Yeh - Saqlain cleaned up at the end of Day 5 on one of our more spin-friendly surfaces.
As I recall he barely got a ball off the straight all game, and the tail-end wickets he picked-up were due to England ineptitude rather than his own skill. Only Waqar Younis came close to bowling well that Test, for mine.
Pakistan winning that Second Test was more about England doing a Pakistan (dropping ****loads of catches, bowling dangerously but waywardly, batting brilliantly then diabolically in the same innings, having fortune conspire against them with the wickets off no-balls to compound their own ineptitude) than Pakistan playing especially well.
If England had played at Old Trafford as they had at Lord's - ie, caught the catches, bowled accurately and batted consistently through the order rather than one or two top-order doing the job and everyone else falling off the radar - then Pakistan would've been wiped off the turf same way everyone else who'd faced England for the previous 12 months (except Sri Lanka at Galle) had been.

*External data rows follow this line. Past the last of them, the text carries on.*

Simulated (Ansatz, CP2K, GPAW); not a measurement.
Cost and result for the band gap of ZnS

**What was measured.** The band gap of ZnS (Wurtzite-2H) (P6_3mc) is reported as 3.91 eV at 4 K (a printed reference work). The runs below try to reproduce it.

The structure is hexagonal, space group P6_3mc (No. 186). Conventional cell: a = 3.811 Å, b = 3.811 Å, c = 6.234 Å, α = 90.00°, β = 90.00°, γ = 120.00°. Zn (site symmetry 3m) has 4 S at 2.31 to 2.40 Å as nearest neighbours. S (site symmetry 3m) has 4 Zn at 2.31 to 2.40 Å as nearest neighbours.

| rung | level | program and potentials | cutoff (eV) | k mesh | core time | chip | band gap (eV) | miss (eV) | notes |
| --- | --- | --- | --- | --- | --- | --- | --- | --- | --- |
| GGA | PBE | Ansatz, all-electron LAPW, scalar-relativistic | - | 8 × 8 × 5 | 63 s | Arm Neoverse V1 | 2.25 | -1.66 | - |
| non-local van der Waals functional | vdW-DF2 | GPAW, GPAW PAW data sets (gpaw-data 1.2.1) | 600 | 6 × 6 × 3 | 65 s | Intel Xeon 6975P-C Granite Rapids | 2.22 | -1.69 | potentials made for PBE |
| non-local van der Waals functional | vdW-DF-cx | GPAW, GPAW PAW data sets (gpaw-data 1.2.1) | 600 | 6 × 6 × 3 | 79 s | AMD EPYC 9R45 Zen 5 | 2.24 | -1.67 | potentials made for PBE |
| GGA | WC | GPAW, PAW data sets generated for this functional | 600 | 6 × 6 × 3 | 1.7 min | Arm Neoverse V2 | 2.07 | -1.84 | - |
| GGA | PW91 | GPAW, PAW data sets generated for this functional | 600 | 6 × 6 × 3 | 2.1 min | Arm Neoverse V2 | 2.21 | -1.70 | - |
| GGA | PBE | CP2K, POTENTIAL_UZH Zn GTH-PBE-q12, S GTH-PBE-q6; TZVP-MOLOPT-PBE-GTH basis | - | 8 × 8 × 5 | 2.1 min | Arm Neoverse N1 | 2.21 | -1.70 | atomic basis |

BTW I agree that they were streets ahead of any other two-Test-pre-Ashes series we've had - but when that amounts to Bangladesh and a West Indies who were only pitched there on a random whim and clearly had precious little interest, or quality, then that's
really no achievement. Pakistan of 2001 were still very much not strong or strong-ish. Wasim and Waqar were past it; Shoaib was ill; Saqlain was neutered by the pitches; Saeed Anwar was past his best; Mohammad Yousuf was then what he is now, a flat-track bully; the also-rans were either hopeless (Azhar Mahmood) or being completely mismanaged (Abdur Razzaq being asked to open the batting?
). The only quality players on that tour were Inzamam and, of all people, Rashid Latif, who was never more than a decent wicketkeeper-batsman.